Ukrainian-born Natalia, Andrei and their sons Daniel and Alexander arrived in Israel in March, after the Russian invasion of Ukraine forced them to uproot their lives and effectively start over.
According to the family, leaving their besieged country and home-town of Odessa was not the only hurdle they were forced to overcome, as integrating into Israeli society has proven to be a challenge all on its own.
The family arrived in Israel with the help of the International Fellowship of Christians and Jews NGO -- which offers humanitarian care and life-saving aid to Jews around the world.
After their arrival, the family embarked on a bureaucratic campaign to regulate their status as immigrants, which was fortunately expedited due to their special situation.
According to Andrei, after the bureaucracy, it was time to find a home for the family, a feat made all the more difficult because of Israel’s notoriously high cost of living.
"The search was difficult, if we did not get help we would probably have found ourselves in a more expensive apartment, which would have made our financial situation difficult,” he says. The family eventually found an affordable apartment in the city of Rehovot.

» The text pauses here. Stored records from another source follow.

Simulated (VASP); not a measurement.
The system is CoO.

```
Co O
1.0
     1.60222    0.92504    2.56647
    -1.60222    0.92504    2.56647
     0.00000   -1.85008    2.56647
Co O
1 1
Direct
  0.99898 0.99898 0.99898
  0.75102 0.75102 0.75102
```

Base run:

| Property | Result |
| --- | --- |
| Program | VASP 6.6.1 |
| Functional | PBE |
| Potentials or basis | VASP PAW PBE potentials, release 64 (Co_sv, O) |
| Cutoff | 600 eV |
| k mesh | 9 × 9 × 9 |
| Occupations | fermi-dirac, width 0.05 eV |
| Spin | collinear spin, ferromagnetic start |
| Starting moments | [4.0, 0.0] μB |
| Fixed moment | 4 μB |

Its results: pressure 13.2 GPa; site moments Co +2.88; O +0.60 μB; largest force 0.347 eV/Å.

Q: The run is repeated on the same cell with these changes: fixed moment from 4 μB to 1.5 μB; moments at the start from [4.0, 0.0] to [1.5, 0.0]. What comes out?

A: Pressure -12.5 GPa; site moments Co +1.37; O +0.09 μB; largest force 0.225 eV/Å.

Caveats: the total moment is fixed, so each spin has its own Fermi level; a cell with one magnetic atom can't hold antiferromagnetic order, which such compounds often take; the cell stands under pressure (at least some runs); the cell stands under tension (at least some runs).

Despite the difficulty in locating an affordable home, the family says that it’s actually the language barrier that has proven to be the biggest difficulty, which has effectively stopped them from integrating fully into Israeli society.
"It is very difficult for us without Hebrew," Andrei says. "It is clear to us that without language it would be almost impossible to integrate here.“
He and Natalia, registered for Hebrew lessons provided by the Immigration and Absorption Ministry in order to better integrate into the Israeli workforce.
“We are currently concentrating our efforts on learning words ourselves until the course starts. We are also thinking about finding temporary jobs,” he says.
Another hardship the fleeing family had to overcome is the fact that they were forced to leave most of their worldly possessions in Ukraine, in order to escape the encroaching Russian forces in time.
"We left our entire lives in Ukraine, and we do not know if someday we will be able to go back to retrieve our belongings, Natalia says. "On our first night in Israel we did not even have beds or mattresses," she says adding that her family was able to make due thanks to donations and volunteers.
"It warms the heart to feel that there is someone who cares about us and helps us," she says, adding that while the family seldom forgets family and friends who remained in war-torn Ukraine, the move to Israel was the right decision for them.
"We love Israel," she says. "We have a sense of security, of calm and quiet. People here are always ready to help and it makes us feel good.”